A review by alexchristie
Speak Gigantular by Irenosen Okojie

4.0

General Appeal: 1 Star
To someone craving surrealism and/or dark fantasy, this book lives up to expectations.

Use of Language: 1 Star
The author carves excellent images with her words. She makes it very easy for a reader to see what the characters are seeing and feel what they are feeling. "Merlene unveiled her favorite memory: teaching Grace to ride a yellow bike aged eight. It was tucked into her suitcase, folded carefully between clothes."

Theme/Integrity: 0 Stars
Many of the stories ramble on without quite finding a footing. At times it feels like the author is trying to be dark, or trying to be edgy, with ultimately no real purpose to it. Many metaphors don't quite land, and sometimes as a reader you're left feeling a sort of "well that was interesting but I'm not really sure I took anything away from it".

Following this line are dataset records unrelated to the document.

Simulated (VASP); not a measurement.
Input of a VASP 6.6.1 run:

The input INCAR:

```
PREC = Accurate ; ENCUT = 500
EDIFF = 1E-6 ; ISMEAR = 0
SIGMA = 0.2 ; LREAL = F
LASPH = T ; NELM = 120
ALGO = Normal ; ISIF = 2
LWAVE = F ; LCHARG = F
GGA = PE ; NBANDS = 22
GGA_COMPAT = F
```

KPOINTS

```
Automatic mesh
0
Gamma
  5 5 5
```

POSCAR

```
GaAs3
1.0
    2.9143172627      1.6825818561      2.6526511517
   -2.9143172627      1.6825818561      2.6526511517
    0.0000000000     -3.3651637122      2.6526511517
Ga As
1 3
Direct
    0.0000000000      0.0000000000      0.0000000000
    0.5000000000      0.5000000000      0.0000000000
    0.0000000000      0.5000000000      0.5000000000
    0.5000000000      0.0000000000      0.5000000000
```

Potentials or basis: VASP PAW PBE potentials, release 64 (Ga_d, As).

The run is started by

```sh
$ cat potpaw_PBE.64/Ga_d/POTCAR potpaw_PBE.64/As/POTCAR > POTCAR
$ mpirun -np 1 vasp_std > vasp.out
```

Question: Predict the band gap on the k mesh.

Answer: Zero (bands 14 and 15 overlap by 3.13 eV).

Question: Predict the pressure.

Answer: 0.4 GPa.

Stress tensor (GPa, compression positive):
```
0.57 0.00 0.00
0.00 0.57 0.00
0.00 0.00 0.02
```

Ability to Hold Interest: .5 Stars
Most of the stories share the same tone, which helps connect them all as part of a whole collection, but ultimately makes it difficult to hold my interest when it's depressing theme after depressing theme and no hope in sight. I began to just assume that something terrible or unfortunate was going to happen in every story. .5 stars because despite this I did read to the end.

Originality: .5 Stars
On the one hand, many of the stories have great twists that the reader won't see coming. On the other hand, many of the characters in her stories share names, character traits, and voices. This can become confusing when it jumps from one story about a girl named Grace to a story narrated by a different girl named Grace. This combined with the comment I made above about every story becoming predictably depressing is why I give originality a .5.